Sounds like CR 6798106 that we closed as we couldn't reproduce?

Andrew Gabriel wrote:
> Michael Lim wrote:
>> redirecting to crossbow-discuss...
>>
>> On 03/12/09 15:17, Andrew Gabriel wrote:
>>> In snv_108, I'm playing with creating a vnic over an etherstub, and 
>>> I might not be doing it right, but the behaviour I'm seeing doesn't 
>>> look right either.
>>>
>>> So this is what I did...
>>>
>>> # dladm create-etherstub estub0
>>> # dladm create-vnic -l estub0 vnic0
>>> # ifconfig vnic0 plumb
>>> # ifconfig vnic0 192.168.128.1 netmask 255.255.255.0 broadcast + up
>>> #
>>>
>>> That seems to work, and I had virtualbox also attach to vnic0 and 
>>> traffic passes through vnic0 OK.
>>>
>>> Then I reboot. I wasn't expecting the interfaced to be plumbed 
>>> anymore, but I was expecting the vnic0 and estub0 to still be there. 
>>> They aren't:
>>>
>>> # ifconfig vnic0 plumb
>>> ifconfig: SIOCSLIFNAME for ip: vnic0: no such interface
>>> # dladm show-etherstub
>>> # dladm show-vnic
>>> #
>>>
>>> Except maybe they are:
>>>
>>> # dladm create-etherstub estub0
>>> dladm: etherstub creation failed: object already exists
>>> # dladm create-vnic -l estub0 vnic0
>>> dladm: vnic creation over estub0 failed: object already exists
>>> #
>>>
>>> I can fortunately delete them and then recreate them.
>>>
>>> # dladm delete-etherstub estub0
>>> # dladm delete-vnic vnic0
>>> #
>>>
>>> (whereas if I try deleting estub1 or vnic1, neither of which I have 
>>> ever created, that gives an error as expected).
>>>
>>> So is this broken, or doesn't it work like I think it should?

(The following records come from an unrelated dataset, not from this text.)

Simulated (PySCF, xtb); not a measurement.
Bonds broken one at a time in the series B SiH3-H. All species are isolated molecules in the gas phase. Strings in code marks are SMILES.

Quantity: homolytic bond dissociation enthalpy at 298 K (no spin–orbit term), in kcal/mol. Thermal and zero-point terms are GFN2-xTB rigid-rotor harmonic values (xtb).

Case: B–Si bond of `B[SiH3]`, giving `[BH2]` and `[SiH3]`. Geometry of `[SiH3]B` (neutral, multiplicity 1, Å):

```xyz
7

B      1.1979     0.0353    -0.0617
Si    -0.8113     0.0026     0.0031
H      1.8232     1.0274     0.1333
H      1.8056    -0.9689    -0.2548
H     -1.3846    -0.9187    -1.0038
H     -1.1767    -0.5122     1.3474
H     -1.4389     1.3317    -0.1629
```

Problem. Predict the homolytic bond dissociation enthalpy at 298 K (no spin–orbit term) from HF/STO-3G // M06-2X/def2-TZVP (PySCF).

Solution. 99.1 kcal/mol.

>> it's broken. everything that you did should work.
>>
>> i suspect that the #dladm up-vnic in the net-physical SMF service 
>> tried to
>> create the vnic before the etherstub. there should probably be an 
>> error in
>> the SMF log file.
>>
>> i can't explain the missing entry in #dladm show-etherstub though.
>
> To answer my own question, the fault is that if you are running NWAM, 
> nothing during boot actually instantiates the persistent configuration 
> for vnics and ethersubs (nor several other objects, by inspection of 
> the start methods), so although the objects are in the persistent 
> configuration, they never get loaded into the kernel.
>
> You can force the persistent configuration to be loaded by running
>
> # dladm up-vnic
>
> So I guess what I'm after is svc:/network/physical:nwam on some 
> interfaces and svc:/network/physical:default on other interfaces.
> Would I be right in thinking NWAM is not configurable to this extent?